|Red-breasted Merganser, Common Merganser, Bufflehead at Flat Rock Dam. Two-block Woodcut by Ken Januski.|
The problem was that I just couldn't get an even inking that both filled all of the framing edges but also filled the heads of the merganers, and yet didn't fill them so much that it blotted out the small orange/red eye of the Red-breasted Merganser in the foreground. I switched from Daniel Smith to Caligo in the proofing stage, trying to get the inking that I wanted. I finally decided to stick with the Daniel Smith, which is the ink I used for the other colors. But even then I went back and forth as I printed from a thinner ink to a thicker ink trying to get it just right. The print above, one of an edition of somewhere between eight and twelve, is one of the best but still leaves something to be desired.
I realize in using the heavy black outline, including frame, type of woodcut that I veer toward the heavy-handed and cartoonish. But I also find something quite desirable about this method. I have no interest in fussy brushwork that manages to get a great deal of plumage detail. Instead I find, at least at the moment, something appealing in this stark almost primitive portrayal of the subject at hand. But still I do think that if the black ink had worked more smoothly my goals, simple though they are, might have been more thoroughly accomplished.

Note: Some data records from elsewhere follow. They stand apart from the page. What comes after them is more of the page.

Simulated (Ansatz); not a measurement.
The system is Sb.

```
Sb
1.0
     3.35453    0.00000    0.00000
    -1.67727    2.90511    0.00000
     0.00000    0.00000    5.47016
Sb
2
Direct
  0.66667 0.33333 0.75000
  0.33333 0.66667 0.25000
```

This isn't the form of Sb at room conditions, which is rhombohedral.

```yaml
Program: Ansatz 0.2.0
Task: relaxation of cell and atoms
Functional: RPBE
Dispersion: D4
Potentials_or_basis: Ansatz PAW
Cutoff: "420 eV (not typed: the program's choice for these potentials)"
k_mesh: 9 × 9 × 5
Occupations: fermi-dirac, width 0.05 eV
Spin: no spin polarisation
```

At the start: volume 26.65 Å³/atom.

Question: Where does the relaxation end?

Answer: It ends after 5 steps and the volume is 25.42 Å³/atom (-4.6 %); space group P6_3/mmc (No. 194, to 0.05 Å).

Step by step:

Finally I should add that there is a little more color richness to the actual print than can be seen in this scan.
I'm still tempted to do something with the recent combination of drake Canvasback and drake Hooded Merganser seen at Morris Arboretum on Monday. But after that I think the season of waterfowl will be over. Though there is snow predicted for Friday. Perhaps one more opportunity for some colorful ducks.
One last thought, which I hate to bring up for any reader who's not a printmaker. I continue to be amazed at how much dumb technique plays a part in printmaking. I don't like technique and I think I always kept my distance from printmakers in my art education because so many seemed thoroughly enamored of the esoterica of technique. I still dislike it. But the more you print the more you realize that at a basic level it is an integral part of printmaking. If you want to print an edition, i.e. more than one copy of a print, then consistency between the prints of an edition is desirable. And as with this print you don't want splotchy areas, or smudges or dried ink or any of the other small things that can ruin a print. It's a very different mindset from that of a painter or draftsman, unless I suppose you're looking for a very polished surface in either of those. With a painting you just work on one painting. It works or it doesn't and then you move on to the next painting.
Printmaking requires more thought and care I think, not that this in turn makes it better than painting. I like printmaking both for the surprise it offers, and for the need to have a dialog with the materials and process, but also because I can print more than one. And I better be able to for all the work involved. The virtue of this is that I can sell more prints for less. And even when I have sold one or many I probably still have a few more to sell. It's an odd way to work, and for me a very different one after so many years as a painter. But it seems like the right method for me now and it's one I imagine I'll continue for quiet a while, eventually learning the technique that I have so little interest in.